AP
- President Donald Trump on Thursday suggested school security should be akin to that of banks.
- Trump has proposed arming teachers and other professionals at schools as a way to prevent mass shootings.
- That's not how bank security works.
At the White House on Thursday, President Trump made this analogy between schools and banks:
"You can't hire enough security guards. You need 100, 150 security guards. But you could have concealed on the teachers. I want my schools protected just like I want my banks protected."
Well, how are banks protected? Not by arming the bank tellers.
While Trump has conjured an image of armed teachers heroically stopping mass shooters with their own guns, that's not how banks work at all. When I worked at Wells Fargo, I had to go through the online bank branch security training like all other employees. The instruction, in the event of a robbery, is to hand over the cash in your cash drawer to the robber, and to hit the silent alarm if it's safe to do so.
The alarm summons the police - professionals with guns. And that's all for good reason. A bank teller's job is to conduct bank transactions, not to engage in armed defense of the bank. They don't have the right skills for armed defense of the bank.

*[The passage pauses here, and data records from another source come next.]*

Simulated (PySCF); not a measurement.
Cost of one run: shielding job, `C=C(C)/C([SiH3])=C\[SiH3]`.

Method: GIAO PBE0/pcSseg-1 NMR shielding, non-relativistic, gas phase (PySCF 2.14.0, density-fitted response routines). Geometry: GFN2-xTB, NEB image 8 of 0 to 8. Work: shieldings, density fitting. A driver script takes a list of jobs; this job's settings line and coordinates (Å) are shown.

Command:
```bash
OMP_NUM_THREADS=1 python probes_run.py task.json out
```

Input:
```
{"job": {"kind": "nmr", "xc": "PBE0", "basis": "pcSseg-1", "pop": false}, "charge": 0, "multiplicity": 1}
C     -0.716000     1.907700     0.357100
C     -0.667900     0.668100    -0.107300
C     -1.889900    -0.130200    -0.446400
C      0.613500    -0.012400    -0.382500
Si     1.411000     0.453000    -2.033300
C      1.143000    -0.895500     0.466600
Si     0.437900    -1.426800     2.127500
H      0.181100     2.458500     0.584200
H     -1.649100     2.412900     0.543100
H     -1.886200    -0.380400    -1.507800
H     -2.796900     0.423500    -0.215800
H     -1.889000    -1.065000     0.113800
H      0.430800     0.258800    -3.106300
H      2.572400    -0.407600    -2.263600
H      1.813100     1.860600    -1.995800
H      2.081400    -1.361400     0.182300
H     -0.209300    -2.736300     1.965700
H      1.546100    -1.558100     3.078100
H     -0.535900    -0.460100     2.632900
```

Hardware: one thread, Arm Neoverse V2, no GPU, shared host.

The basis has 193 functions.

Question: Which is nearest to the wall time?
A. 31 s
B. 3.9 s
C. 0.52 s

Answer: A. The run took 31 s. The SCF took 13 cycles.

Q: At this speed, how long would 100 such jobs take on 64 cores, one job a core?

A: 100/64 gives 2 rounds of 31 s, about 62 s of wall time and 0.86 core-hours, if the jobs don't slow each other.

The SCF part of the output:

Some major bank branches have armed security, but most don't. If there is armed security, it's conducted by people whose specific job is to provide security.
One reason you don't need armed personnel in banks is there are passive security measures. Bank tellers may be behind protective glass; most of the money is inaccessible in time-locked safes, etc. Few of these measures are transferable to schools; we can't put bulletproof glass in between students or lock them in time-controlled safes.
Another main reason you don't need armed personnel in banks is policing and law enforcement provide an effective deterrent to bank robbery.
So, banks may have some security lessons for schools. But they're not the lessons Trump imagines.